|By Fred Topel
In Theaters Feb 24
Last year, Tyler Perry’s Diary of a Mad Black Woman seemed to come out of nowhere, taking the number one box office slot. Who was this man and how did he overpower Will Smith and Keanu Reeves? Well, it came as no surprise to Perry, who has been cultivating an audience on the theater circuit for the past eight years.
“I wasn't surprised, I was thankful,” he said. “Being on tour all over the country, you see all of these people and they say, 'We're going, Tyler. We're going to support you. We're going to support you.' And then they go. So I was grateful. I knew they were there, but to have them go was a whole nother thing. I was grateful. I was so thankful to God for that to happen.”
Perry’s plays feature the character Madea, a 60-year-old grandmother who Perry himself plays. Her comedic antics permeate stories about more serious subject matters like divorce, or in the case of Family Reunion, spousal abuse and child molestation. If that doesn’t sound so funny, don’t worry. It’s not supposed to be laugh a minute.
“I write from the aspect of complete life. In life, we go through moments where we're in very serious moments one minute and then we're in very dramatic moments the next. And I know that this works, because I'm on stage with 30,000 people every week and I do it every week. We go into one serious moment, one, and then we're laughing the next and it helps to talk about these kinds of subjects.”
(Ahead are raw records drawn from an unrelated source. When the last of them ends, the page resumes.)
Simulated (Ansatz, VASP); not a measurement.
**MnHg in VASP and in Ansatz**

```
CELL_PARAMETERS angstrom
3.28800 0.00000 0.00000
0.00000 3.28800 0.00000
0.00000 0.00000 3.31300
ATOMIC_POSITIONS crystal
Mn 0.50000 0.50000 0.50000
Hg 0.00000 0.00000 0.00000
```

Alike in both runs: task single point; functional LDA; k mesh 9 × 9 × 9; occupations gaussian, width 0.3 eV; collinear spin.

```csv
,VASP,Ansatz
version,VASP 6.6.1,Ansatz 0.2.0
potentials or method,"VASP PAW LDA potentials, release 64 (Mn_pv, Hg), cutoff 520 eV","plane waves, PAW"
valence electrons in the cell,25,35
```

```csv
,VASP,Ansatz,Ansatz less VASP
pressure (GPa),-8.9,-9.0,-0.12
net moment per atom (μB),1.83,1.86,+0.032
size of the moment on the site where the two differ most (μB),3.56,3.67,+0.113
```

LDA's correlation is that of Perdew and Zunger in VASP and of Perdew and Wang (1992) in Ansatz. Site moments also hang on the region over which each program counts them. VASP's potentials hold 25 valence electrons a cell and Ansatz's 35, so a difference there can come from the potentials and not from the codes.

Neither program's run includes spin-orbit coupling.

Right now, Perry has a monopoly on this audience because despite the success of Diary, Hollywood is not clamoring to satisfy the theater crowd. “I think somebody should really do an in-depth story on this audience, because it is a huge, huge audience of just hard-working people who have supported for years the genre of theater that I do and they go to movies and they support movies. But I think the main reason there is so much support of it is because of the subject matter. People want to see positive messages or things that leave you feeling better, rather than leaving you heavy and in dark places.”
Even though Madea’s Family Reunion goes to some of the darkest places people can endure, Madea ultimately helps her granddaughters overcome them. This also makes it more real. “In one family, you can go through all of those things and I know several families personally that every one of those things are represented. When you talk about a family reunion, you talk about the issues of family and that's what I wanted to do when I was writing, just go through each character's situation. What is going on in all of these people's lives and the family?”
If critics still don’t get it, Perry is not surprised. “I don't know if it's necessarily about critics or just people in general. There's such a disconnect in this country. Everybody has their own life and their own world and everybody's in their own compartment and nobody's crossing or peeking to see what's over on the other side or in the other areas. I think the main reason that people don't get it is because they don't understand what this character represents, this Madea character represents, what these movies or shows or plays of mine represent. I'm so used to the mediocre reviews or the terrible reviews, when I see a good one - which I don't read or pay attention to - when I hear about it, I'm really surprised, because I expect people not to get it, I really do.”
For those of us lumped into that category, Perry explains what Madea represents. “Madea is a character who was around on every corner 20, 30 years ago. Now she's extinct, especially in the African-American family, even though a lot of people can relate to her. No matter what race, you know somebody like this character, I truly believe that. But what she represents was the protection of the family. If it takes a village to raise a child, then she was the head of the village, back in the day. But now grandmothers are much younger.”
Arriving in theaters only a year after Diary, Madea’s Family Reunion was not the product of Diary’s success. It was in the works before Diary’s opening weekend. Even though Perry is now a national celebrity, he refuses to buy into the hype.
“You can be a huge star among African-American people and the rest of the world never even know who you are, but they had prepared me for a lot of this. This was six years of [work]. There are some cities even before the movie where I couldn't walk down the street without being mobbed for autographs and going to the mall was difficult and eating dinner was difficult, so having all of those things happen has prepared me for this walk I'm on now.”
Perry still performs his plays, but he notices a more multi-cultural audience in attendance since his first movie opened. “We're still at capacity. What has changed is the dynamic of the audience. I'm seeing more non-black people represented in the audience. I can see it from the stage. It's really amazing, since the movie's been out I can look out in the audience and see 30 percent of people who are not black and that's pretty amazing, especially in a lot of Southern cities.”
This is just the natural evolution of things as Perry intended. “Even from Day One, I said, 'This is universal. This stuff is universal. Everyone can relate to love, hurt, pain, learning how to forgive, needing to get over, needing the power of God in their life.' No matter what your race, you can relate to these things and I've always said that and I tried to stay true to where I was with that. I've always felt that if people ever gave it a chance who weren't black, that they would find that and that's what I'm seeing.”
Madea’s Family Reunion opens February 24.